The banking bailout has come along, as many of us always thought it would, in the form of a (potential) €10 billion Euro package. An announcement was made yesterday and shares in financial institutions surged on the back of the news. The actual details of the deal are scant at present.
The Minister of Finance remarked on RTE radio that the main thing he hoped to see as a result of this was for lending to return to the market, we can only assume this refers to enterprise lending and not to mortgages as the mortgage market has not frozen to the same degree the business loan/credit area has.
The National Pension Fund Reserve is the area the funds will come from, an obvious issue here is that the fund made losses of c. 33% in the last year and cashing out now will mean those losses are crystallised without hope of return should the markets come back any time soon. The great pension question in general is one that will become a greater and greater hot button topic as the reality of a lack of funding becomes clearer in the coming years.
‘Tough discussions’ are to be had with banks, although there is no mention of these ‘tough discussions’ leading to any decision such as a change in management, the implication that there will be mergers is also not clear and I can say, having spoken to several Executive Board members in several institutions that the banks don’t want to merge, it would be a logistical nightmare for them.

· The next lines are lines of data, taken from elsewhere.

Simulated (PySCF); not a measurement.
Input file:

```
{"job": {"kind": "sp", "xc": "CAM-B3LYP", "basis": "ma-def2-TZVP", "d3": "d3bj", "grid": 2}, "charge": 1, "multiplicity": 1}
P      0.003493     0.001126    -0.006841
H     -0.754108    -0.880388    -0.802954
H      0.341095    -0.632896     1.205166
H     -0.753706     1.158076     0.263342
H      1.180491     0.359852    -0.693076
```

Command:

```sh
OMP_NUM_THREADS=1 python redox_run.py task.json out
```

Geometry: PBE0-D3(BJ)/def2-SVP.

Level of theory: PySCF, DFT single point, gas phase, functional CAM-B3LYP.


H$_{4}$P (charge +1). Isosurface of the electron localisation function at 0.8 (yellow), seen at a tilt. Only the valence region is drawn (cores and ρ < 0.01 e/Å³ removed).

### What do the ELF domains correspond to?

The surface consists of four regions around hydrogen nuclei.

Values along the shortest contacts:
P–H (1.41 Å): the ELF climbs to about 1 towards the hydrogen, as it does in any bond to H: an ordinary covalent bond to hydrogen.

Dan Boyle of the Green Party said “I think the issue of governance and who is going to be running the banks is one of the main issues to be addressed. My personal opinion would be that there are people there who have brought us to this situation, and they can’t be people who are responsible for the solution.”
This is a popular viewpoint but something the public must remember is that there is not a person waiting in the wings for a downturn so that they can take over due to being an expert in crisis management, and perhaps the current executives have learned some of the skills required to get the institutions though the storm, calm seas never made good sailors.
Private Equity groups have stated that they are ‘not interested in Anglo’ which would mean they are all swarming around BOI for a good reason, and one problem may be that if they (Private Equity) are brought to the table, they will negotiate a deal that does not favour the current shareholders who have already lost so much. It seems the Bailout Ship has landed, the question is who will get on board and where the next port of call is after that.